To make sure spending on development works does not drop further, the state will have to raise loans or implement austerity measures

mumbai Updated: Dec 12, 2017 10:44 IST
Surendra P Gangan
Although the Fadnavis government has estimated the loan waiver expenditure to be Rs34,022 crore benefiting 89 lakh farmers, the number of beneficiaries is likely to be about 55 lakh with the estimated expenditure of Rs30,000 crore.
Although the Fadnavis government has estimated the loan waiver expenditure to be Rs34,022 crore benefiting 89 lakh farmers, the number of beneficiaries is likely to be about 55 lakh with the estimated expenditure of Rs30,000 crore.(HT File Photo)

The cash-strapped Maharashtra government, which has already initiated a 30% cut to the developmental budget, will have to now divert funds further for the ‘historic’ loan waiver announced by it. The government made an additional allocation of Rs15,000 crore on the first day of the winter session on Monday, besides Rs20,000 crore already set aside for the waiver four months ago. Earmarking a further Rs 5,000 crore will hit allocation for welfare schemes and developmental works in the state as populism prevails over fiscal discipline.

The government made the Rs15000-crore allocation through the supplementary demands of Rs 26,402 crore tabled in the legislature on Monday. Supplementary demands are made to seek approval of the legislature to spend more funds than provided for in the annual budget. The state’s plan budget, meant for social schemes and development works, is about Rs77,000 crore, which will now be cut short to facilitate the disbursement of the loan waiver amount. The total allocation for loan waiver has now reached Rs35,000 crore.

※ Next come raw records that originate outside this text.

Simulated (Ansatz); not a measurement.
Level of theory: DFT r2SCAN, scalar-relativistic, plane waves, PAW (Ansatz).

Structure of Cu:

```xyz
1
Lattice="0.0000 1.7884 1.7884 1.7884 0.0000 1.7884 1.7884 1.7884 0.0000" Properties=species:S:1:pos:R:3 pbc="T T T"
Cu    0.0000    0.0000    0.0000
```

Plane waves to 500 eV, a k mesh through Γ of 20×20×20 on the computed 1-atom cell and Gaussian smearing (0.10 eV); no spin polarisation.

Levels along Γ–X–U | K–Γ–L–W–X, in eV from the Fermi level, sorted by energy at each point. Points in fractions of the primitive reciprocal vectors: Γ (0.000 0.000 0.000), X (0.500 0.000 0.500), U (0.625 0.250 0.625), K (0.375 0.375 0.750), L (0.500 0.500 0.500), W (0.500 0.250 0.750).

Soon after the announcement of a loan waiver of Rs34,022 crore on June 24, the government initiated 30% cut to its development budget. Out of the budgeted amount of Rs77,000 crore for the development and infrastructure works in 2017-18, it has been releasing only 70% funds for building and road constructions, scholarship and educational schemes among others. The percentage of the release is unlikely to improve in the remaining months of the fiscal. To ensure that the cut to the budget does not cross beyond 30%, the government sought the Centre’s permission in September to raise the loan of Rs 20,000 crore more than budgeted estimate of Rs41,997 crore this fiscal. This would lead to the debt of the state mounting to more than Rs4.40 lakh crore this year.

The government is likely to face flak for diverting the funds of Rs4,000 crore from social justice and tribal development department for the loan waiver. “The government has drawn Rs2,000 crore each from these two departments allocated for residential schools, scholarships for socially backward and tribal students. The schemes will be badly hit due to the diversion. The diversion from these two departments is to meet the mandatory figure of allocation in the proportion of the population of Scheduled Caste (11.8%) and Scheduled Tribes (9.5%),” said an official from finance department.

Although the government has estimated the loan waiver expenditure to be Rs34,022 crore benefiting 89 lakh farmers, the number of beneficiaries is likely to be about 55 lakh with the estimated expenditure of Rs30,000 crore. “Government has made the allocation of Rs35,000 crore to pacify critics that have been calling the loan waiver a sham,” an official from the cooperation department said. To make sure spending on development works does not drop any further, the government will now have to either raise more loans or resort to austerity measures.

The experts studying state finances slammed the government for rising debts. “The financial condition of the state has totally collapsed. Besides cutting short expenditure on school education, social welfare, public health and women welfare, the debt burden is continuously mounting. Although it has been maintaining that the debt is within the permitted limit against the Gross Domestic Product, one should take into account that the state has lost its repayment capacity. Secondly, the government has crossed norms of financial discipline by proposing huge supplementary demands, which have crossed 20% of the budget size against the permitted percentage of 3,” said Rupesh Keer of Samarthan, a non-government organisation studying the state budget.